This May I turn 67 years old. As I age I will always try to be the best person I can be. Knowing that I will fail at times. I must stay true to myself. This is a very recent photo of me in the morning. One with a freshly washed face (no makeup), just a little face cream. The other with light make-up. I use an Almay makeup, with a little blush. That is about it when I do use it. In the summertime when I get a little color, I don’t wear any at all!
Prayer for growing old (I think I am already there!)
Dear Higher Power, You know better than I myself that I am growing older and will someday be old. Keep me from the fatal habit of thinking I must say something on every subject and on every occasion.

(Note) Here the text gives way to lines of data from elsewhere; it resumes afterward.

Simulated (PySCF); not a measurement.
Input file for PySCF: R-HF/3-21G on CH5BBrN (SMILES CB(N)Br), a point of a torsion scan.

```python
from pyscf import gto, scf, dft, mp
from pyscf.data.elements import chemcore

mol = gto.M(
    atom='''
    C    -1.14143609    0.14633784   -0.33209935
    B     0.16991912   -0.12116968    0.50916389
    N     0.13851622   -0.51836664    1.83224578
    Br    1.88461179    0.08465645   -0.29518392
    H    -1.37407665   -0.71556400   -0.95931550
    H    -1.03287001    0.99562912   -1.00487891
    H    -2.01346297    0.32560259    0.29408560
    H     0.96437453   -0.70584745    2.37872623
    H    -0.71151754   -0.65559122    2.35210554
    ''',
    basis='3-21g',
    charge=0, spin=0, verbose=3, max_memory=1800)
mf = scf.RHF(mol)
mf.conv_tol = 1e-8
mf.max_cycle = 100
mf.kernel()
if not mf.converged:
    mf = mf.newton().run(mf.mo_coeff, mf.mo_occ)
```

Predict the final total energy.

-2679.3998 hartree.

Release me from craving to straighten out everybody’s affairs. Make me thoughtful but not moody; helpful but not bossy.
With my vast store of wisdom, it seems a pity not to use it all; but You know, Beloved, that I want a few friends at the end.
Keep my mind free from the recital of endless details; give me wings to get to the point.
Seal my lips on my aches and pains; they are increasing, and love of rehearsing them is becoming sweeter as the years go by.
I dare not ask for improved memory, but for a growing humility and a lessening cocksureness when my memory seems to clash with the memories of others.
Teach me the glorious lesson that occasionally I may be mistaken.
Keep me reasonably sweet, for a sour old person is a vexation to those around.
Give me the ability to see good things in unexpected places and talents in unexpected people; and give me, Divine One, the grace to tell them so.
A sweet poem, but I will cut myself some slack if I can’t always do my best! I will continually try!